Jeff Lemire and Dean Ormston’s Black Hammer - Chaos McKenzie
I’ve been a big fan of Dean Ormston’s shaky black inks since the never collected Vertigo series The Girl Who Would Be Death, which was an amazing miniseries that got lost in the deluge of Sandman spinoffs born at the time. He would go on to deliver some of my favourite issues of the highly superior Lucifer by Mike Carey. I can’t deny his art brought me to this book before I even realised Jeff Lemire’s name. Now Lemire’s work doesn’t always land with me, nothing wrong with that, as we all get tickled in different ways. I have love for some, and when one does tickle me, it tickles me good.

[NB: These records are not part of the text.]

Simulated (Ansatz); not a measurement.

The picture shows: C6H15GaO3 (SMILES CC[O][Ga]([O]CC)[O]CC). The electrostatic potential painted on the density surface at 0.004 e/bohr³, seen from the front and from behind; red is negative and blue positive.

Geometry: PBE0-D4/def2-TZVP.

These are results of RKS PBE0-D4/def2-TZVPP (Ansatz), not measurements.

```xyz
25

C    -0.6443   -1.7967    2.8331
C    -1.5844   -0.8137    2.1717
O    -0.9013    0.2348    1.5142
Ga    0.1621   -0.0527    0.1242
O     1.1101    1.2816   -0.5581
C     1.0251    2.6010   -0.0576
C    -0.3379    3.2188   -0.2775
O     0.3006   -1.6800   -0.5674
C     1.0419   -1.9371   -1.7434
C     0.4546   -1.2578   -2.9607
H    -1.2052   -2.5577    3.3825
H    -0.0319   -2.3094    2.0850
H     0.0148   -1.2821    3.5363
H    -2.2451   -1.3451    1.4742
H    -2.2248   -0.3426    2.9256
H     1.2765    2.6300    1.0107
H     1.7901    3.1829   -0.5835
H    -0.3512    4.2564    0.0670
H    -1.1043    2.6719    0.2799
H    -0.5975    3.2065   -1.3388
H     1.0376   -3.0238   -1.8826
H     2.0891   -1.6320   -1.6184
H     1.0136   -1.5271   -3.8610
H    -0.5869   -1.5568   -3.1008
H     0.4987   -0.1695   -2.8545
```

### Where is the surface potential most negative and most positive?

There is a lot of familiar tropes on display here: the lost comic book heroes, the parallel universes, the strange and mysterious trying to fit in with small town life, but what I love about Black Hammer is how subtle Lemire is with all those tropes. Instead of going the distance, twisting them up, breaking them down, pasting together the pieces so that the tropes become almost unrecognizable, Lemire makes small changes and reversals on classic formulas without trying to reinvent the wheel entirely. It’s all very restrained, subtle, and infinitely more impactful for it. It was a fun read for me, as I felt less a need to be ALL-NEW and ALL-DIFFERENT, and more a genuine concern of character within a topsy-turvy plot. It was a very rewarding read and I’m eager to see the next volumes expand on what’s being laid out here. There are some really subtle and original twists, in particular a Martian Manhunter analogue that I particularly enjoyed.
I can’t really think of a better comparison here than the little known British cartoon Captain Star, who’s stuck in the wilderness of an absurdist sketch. Black Hammer captures that juxtaposition of reality and absurdity wonderfully well.